It’s been nearly four months since a Downstate judge shot down the state law designed to fix Illinois’ mounting pension crisis.
Sangamon County Circuit Judge John Belz sided with state employees and retirees in November. He agreed the Illinois constitution’s protection of pension benefits is “absolute and without exception.”
But that was one battle. And Wednesday, state lawyers will try to win the war during oral arguments before the Illinois Supreme Court. They are expected to question whether any contract is “absolute” and ask the justices to preserve a balance between a pension “promise” and the state’s duty to protect the general welfare of its residents.
John D. Colombo, a professor and interim dean of the University of Illinois’ College of Law, said that’s the only argument the state can make. And he said it won’t be successful.
“The state’s going to lose,” Colombo said. “And I don’t predict much.”

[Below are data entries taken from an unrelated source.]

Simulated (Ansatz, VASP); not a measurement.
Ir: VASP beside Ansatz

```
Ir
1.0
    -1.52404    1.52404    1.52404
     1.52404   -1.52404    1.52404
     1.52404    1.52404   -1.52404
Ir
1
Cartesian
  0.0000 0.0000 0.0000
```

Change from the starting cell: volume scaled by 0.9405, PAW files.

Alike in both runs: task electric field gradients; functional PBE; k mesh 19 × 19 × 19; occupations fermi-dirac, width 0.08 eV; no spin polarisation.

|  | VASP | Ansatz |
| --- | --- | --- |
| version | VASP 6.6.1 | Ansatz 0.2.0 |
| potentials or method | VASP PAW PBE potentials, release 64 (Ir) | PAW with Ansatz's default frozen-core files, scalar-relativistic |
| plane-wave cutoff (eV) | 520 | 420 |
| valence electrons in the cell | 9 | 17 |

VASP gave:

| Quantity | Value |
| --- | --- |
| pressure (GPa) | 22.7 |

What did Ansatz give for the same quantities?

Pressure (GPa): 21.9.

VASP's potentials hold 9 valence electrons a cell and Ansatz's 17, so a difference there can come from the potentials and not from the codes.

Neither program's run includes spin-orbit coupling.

Colombo, whose own state pension could ultimately be affected by the case, said “there is no wiggle room” in the Illinois constitution when it comes to pensions. That’s why he said the state has argued in its briefs before the Supreme Court that it may invoke “police powers” in extreme circumstance and move forward with a law that reduces benefits for retirees but also reduces employee contributions. In this case, the extreme circumstance would be the Great Recession.
But Steven Schwinn, an associate professor at The John Marshall Law School, agreed that contract rights aren’t well-protected under the Illinois constitution, and the magnitude of the state’s pension crisis is the “elephant in the room.”
“It’s got to be on everybody’s mind,” Schwinn said.
The employees and retirees trying to block the law argue this is exactly the kind of move the constitution’s framers had in mind when they wrote in the constitution that membership in any Illinois pension system “shall be an enforceable contractual relationship, the benefits of which shall not be diminished or impaired.”
The overhaul at issue was approved by lawmakers and former Democratic Gov. Pat Quinn in 2013. Years of underfunding have put the state’s pension systems roughly $111 billion short of what they need to cover benefits promised to employees and retirees.
Republican Gov. Bruce Rauner, who took office in January, has a pension reform plan of his own that he pitched to lawmakers during his budget address in February. However, critics say it could suffer from the same constitutional questions as the law before the Supreme Court.
Chicago-Kent College of Law professors Katharine Baker and Adrian Walters and DePaul University College of Law assistant professor Wendy Epstein wrote a brief supporting the state’s argument that “absolute, strict performance of a contract according to its terms is not always required.”
And five constitutional law professors wrote in a separate brief that the finding that the constitution “absolutely guarantees” benefits to every Illinois public pensioner “is contrary to fundamental constitutional legal principles.”
But Colombo said “there is no credible argument” that enough of an emergency exists today for the state to invoke its police powers. Rather, he said Illinois’ pension crisis is “just a matter of political choices” needed to fund pensions — including whether to cut other programs or raise taxes.
“The Legislature doesn’t want to take the political heat necessary to make that kind of choice,” Colombo said. “This is not an emergency at all.”